Memories of holidays at English seaside towns probably encouraged many Pākehā New Zealanders to head to a nearby beach during summer. Some coastal towns and cities with railway stations began to promote themselves as holiday destinations in the late 19th and early 20th centuries. One such place was Timaru. In 1897 the Caroline Bay Association began to develop the beachfront there with a promenade, gardens and recreation grounds reminiscent of English pleasure resorts such as Brighton.
The search for new holiday beaches beyond the cities began. Dunedinites Thomas Hocken and George Fenwick promoted the Catlins district after a trip there in the early 1890s. They noted that ‘for a very long time Broad Bay, Portobello, Brighton and Taieri Mouth were about the only places at all generally visited for a week or two in summer’.1 All were close to Dunedin.
At the bay
Writer Katherine Mansfield grew up in Wellington, and her family regularly took their summer holiday at a cottage across the harbour at Days Bay. One of Mansfield’s most famous short stories, ‘At the bay’ (1921), drew on her vivid memories of these childhood holidays in the early years of the 20th century.
From the 1880s the government began to develop thermal areas – especially at Rotorua, Te Aroha in Waikato, and Hanmer Springs in Canterbury – as health spas. The main aim was to attract overseas tourists, but New Zealanders seeking a health cure and a break from daily routine also took advantage of these resorts, which had leisure and sports facilities. Improved rail and road links made them accessible to local holidaymakers.
When the Department of Tourist and Health Resorts was established in 1901 spa facilities were further upgraded. They continued to operate, but the heyday of thermal spas had passed by the First World War.
In the 1920s and 1930s the New Zealand Railways Publicity Branch began highly successful campaigns that encouraged New Zealanders to see the scenic wonders of their country – not just beaches and thermal areas, but lakes, bush areas and mountains.

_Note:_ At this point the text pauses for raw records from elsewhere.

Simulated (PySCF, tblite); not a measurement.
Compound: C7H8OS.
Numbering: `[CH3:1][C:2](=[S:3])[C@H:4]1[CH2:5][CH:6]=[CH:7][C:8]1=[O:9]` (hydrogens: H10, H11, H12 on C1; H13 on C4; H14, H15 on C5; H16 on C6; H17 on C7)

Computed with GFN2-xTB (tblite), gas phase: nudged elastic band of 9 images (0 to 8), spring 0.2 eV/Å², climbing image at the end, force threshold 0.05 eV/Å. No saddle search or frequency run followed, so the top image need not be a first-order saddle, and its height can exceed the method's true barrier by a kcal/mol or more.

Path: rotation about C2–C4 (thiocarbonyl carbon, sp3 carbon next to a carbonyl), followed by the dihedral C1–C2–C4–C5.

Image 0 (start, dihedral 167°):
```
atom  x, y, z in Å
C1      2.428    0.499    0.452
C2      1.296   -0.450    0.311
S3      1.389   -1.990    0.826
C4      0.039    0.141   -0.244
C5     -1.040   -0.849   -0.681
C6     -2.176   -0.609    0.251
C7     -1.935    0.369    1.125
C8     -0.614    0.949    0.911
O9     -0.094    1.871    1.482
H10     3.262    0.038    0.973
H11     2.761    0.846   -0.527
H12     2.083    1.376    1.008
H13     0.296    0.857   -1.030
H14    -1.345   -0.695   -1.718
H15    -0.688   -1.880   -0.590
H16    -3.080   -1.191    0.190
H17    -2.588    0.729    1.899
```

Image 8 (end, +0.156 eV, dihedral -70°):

The by-then extensive rail network allowed ordinary people to take winter holidays at places once patronised mainly by the wealthy, such as the Chateau Tongariro. Inland destinations such as Waitomo Caves in the King Country and Queenstown in Central Otago were also accessible by rail and steamer.
Getting back to nature
Gradually, more people began to enjoy year-round bush tramping in scenic landscapes such as Fiordland and the West Coast in the South Island and the Tararua and Central Plateau regions in the North. For those prepared to rough it, this type of holiday became increasingly popular from the 1940s. The creation of more national parks in the 1950s supported the trend, and cars enabled people to reach many remote areas.
It’s your local
Most major towns and cities have preferred holiday spots within reasonable travelling distance. For Dunedinites, Central Otago is a favourite. Christchurch people often head to Arthur’s Pass, Banks Peninsula or north Canterbury beaches. Many Wellingtonians holiday on the Kapiti Coast, in the Wairarapa or across Cook Strait in the Marlborough Sounds. Hamiltonians prefer Whangamatā, Waihī Beach or ‘the Mount’ (Mt Maunganui). Aucklanders frequent places on the Coromandel Peninsula, west coast beaches such as Piha, and Northland resorts.
Cars also opened up more isolated beaches to holiday traffic. In post-war years, the beach holiday enjoyed its heyday. Some beaches far from major centres of population became favourite destinations.
At the top of the South Island, Tasman Bay and Golden Bay offered the winning combination of maximum sunshine and beautiful beaches. The idyllic Marlborough Sounds offered hundreds of kilometres of fiords and beaches, while on the South Island’s east coast, Kaikōura was famous for its seafood, especially crayfish.
In the North Island, Waimārama in Hawke’s Bay, the picturesque coves of the East Cape and surf beaches south around Wairoa and Gisborne were magnets for holidaymakers, while further north in the Bay of Plenty, hot spots such as Waihī Beach and Mt Maunganui attracted staggering numbers during January. Coromandel Peninsula, including Whangamatā, Whitianga and many other pristine beaches, was being promoted as a ‘pocket wonderland’ by the early 1970s. In Northland, the Aupōuri Peninsula, including Ninety Mile Beach, and the Bay of Islands promised endless sand, sun and surf.